How to get an original, 1000-word article for £10

Honestly, I should charge you all for this stuff, really I should. Here’s the situtation. I keep saying that the secret of a successful business website is content, content, and content. (Oh, and links, of course). If your website is too formal for adding ad-hoc articles, then set up a blog. But wherever you put it, just keep adding that stuff which will make visitors come back and make Google a very happy search engine at the same time.

You nod your head at this, yet think: “All very well, but I can’t write a technical article (or won’t have time to), and my PR company would charge me hundreds of pounds (which I don’t have the budget for), and it’s all just not going to happen. Sorry.”

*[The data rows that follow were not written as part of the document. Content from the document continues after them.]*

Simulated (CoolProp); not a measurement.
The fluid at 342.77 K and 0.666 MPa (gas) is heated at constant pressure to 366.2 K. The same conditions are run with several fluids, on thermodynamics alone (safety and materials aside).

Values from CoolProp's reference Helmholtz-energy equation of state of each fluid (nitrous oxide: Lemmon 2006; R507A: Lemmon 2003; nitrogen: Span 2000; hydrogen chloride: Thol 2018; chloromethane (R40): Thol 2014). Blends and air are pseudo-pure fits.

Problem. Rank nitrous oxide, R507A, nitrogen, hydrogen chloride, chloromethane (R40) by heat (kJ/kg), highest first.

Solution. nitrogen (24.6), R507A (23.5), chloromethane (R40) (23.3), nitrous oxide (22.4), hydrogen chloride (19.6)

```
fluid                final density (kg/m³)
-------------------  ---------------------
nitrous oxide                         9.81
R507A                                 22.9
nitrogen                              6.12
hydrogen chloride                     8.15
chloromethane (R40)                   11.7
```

Right. Here’s how to get a really good article written for the cost of a round of drinks.

You will need:
– A laptop with a built-in microphone, or an iPhone, or anything which can record digitally.
– A nice enthusiastic salesman.
– Er…
– That’s it.

Sit your salesman down. Start the recorder. Get him to explain why one of your products is so great. Or why your company’s services can help with the latest legislation. Or the questions he hears most frequently from customers, and his replies. Or anything he wants to talk about really.

After ten minutes, make that frantic winding-up gesture which TV producers make. Stop the recorder. Email the file to one of those audio transcription services which charge £1.50 a minute, or whatever. Receive the typed-up article back, read it through and edit it. Add an introduction which explains why it reads like a spoken-word presentation (e.g “Why are our red widgets so economic? Sales manager Fred Bloggs explains…”). Post it on your website. Ask yourself why you didn’t start doing this a long time ago.

1 thought on “How to get an original, 1000-word article for £10”

  1. Good one Chris. Remarkably I was just talking to an associate via Skype when your newsletter came in. I was holding forth on some technical stuff I hold near and dear, and he interjected that we should be recording it all as “good stuff”.

    2 hours later I am all ready, with a call recorder for Skype and a list of transcription services.